Can Executive deliver a ‘shared future’?

The exchange of insults between Peter Robinson and Martin McGuinness in recent weeks has exposed the real crisis within the power-sharing Executive. After returning from his luxury holiday home in Florida, Robinson chose to turn the temperature up by declaring at a meeting with big business that the DUP were now in favour of scrapping the current veto arrangement in the Executive and replacing it with a weighted majority arrangement.

The exchange of insults between Peter Robinson and Martin McGuinness in recent weeks has exposed the real crisis within the power-sharing Executive.

After returning from his luxury holiday home in Florida, Robinson chose to turn the temperature up by declaring at a meeting with big business that the DUP were now in favour of scrapping the current veto arrangement in the Executive and replacing it with a weighted majority arrangement.

This proposal would mean in effect overturning the St. Andrew’s Agreement, taking away Sinn Fein’s veto and installing a form of majority rule which Sinn Fein would never agree to. The ensuing attacks between McGuinness and Robinson have continued over a series of contentious issues, not least the devolution of policing and justice powers. The roots of this current fall-out can be traced back to the European elections which saw a significant drop in support away from the DUP away to their new rivals Jim Allister’s Traditional Unionist Voice (TUV).

The TUV took 14% (66,000 votes) away from the DUP, leaving Diane Dodds just about crawling past the finishing line to secure the last MEP seat behind the UUP and Sinn Fein. It was a humiliating experience for the DUP and a real warning that they could continue to lose ground to the TUV, raising the possibility that Sinn Fein could become the biggest party in the North.

While European elections can present an opportunity for a protest vote, it would be a mistake to believe the TUV are a flash in the pan. Turnout for the European elections was historically low for Northern Ireland at 42.8%. Turnout was lowest in working class areas, in particular Protestant working class communities. The vote Allister received is not a floating vote but reflects a deep opposition from many former DUP voters to power-sharing with Sinn Fein. The Chuckle Brothers days are now long gone. Since the summer political recess, the DUP has had to be seen as more hardline and not giving any leeway to Sinn Fein.

With the general election due next spring, this poses serious problems for the future of the Executive. On many issues there is stalemate and paralysis – academic selection, policing and justice, victims compensation, truth commission, the Irish Language Act etc. The DUP and Sinn Fein cannot even agree to the Cohesion, Sharing and Integration Strategy consultation document, which is supposed to look at breaking down sectarianism!

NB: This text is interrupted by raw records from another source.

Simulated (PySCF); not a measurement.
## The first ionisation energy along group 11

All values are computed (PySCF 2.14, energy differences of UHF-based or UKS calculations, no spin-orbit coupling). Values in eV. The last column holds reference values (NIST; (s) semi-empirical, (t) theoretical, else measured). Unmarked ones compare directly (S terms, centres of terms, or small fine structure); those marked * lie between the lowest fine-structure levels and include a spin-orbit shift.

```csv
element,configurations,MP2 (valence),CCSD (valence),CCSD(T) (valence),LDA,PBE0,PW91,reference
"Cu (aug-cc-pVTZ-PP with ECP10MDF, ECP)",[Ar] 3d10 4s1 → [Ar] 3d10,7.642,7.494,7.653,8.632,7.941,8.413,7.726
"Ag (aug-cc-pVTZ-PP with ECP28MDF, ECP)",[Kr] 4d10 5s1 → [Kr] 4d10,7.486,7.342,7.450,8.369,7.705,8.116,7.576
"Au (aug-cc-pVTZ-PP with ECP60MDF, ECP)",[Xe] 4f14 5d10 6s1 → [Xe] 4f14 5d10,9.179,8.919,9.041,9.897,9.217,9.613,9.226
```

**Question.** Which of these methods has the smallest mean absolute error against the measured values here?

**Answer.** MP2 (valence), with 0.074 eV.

The Socialist Party has consistently argued that the sectarian parties in Stormont are incapable of achieving a genuine lasting peace. In fact, these parties have a vested interest in maintaining sectarian division. When it suits them they will attempt to stir up sectarian tensions to divide working class people especially when they are carrying out attacks themselves. The outlines of this can be seen in the arguments put forward by the DUP that cuts should be made to the cross-border bodies and other quangos such as the Equality Commission.

At a recent ‘Assembly on the Road’ meeting on the Ormeau Road in Belfast, Alex Maskey of Sinn Fein, desperately tried to muddy the waters, attempting to put the blame for water charges on the ‘Brits’.
None of the main parties are capable of bringing about a genuine settlement or a lasting peace. What is needed is the development of a mass socialist alternative uniting working class people across the sectarian divide which can cut across the potential for sectarian forces to drag society into sectarian conflict.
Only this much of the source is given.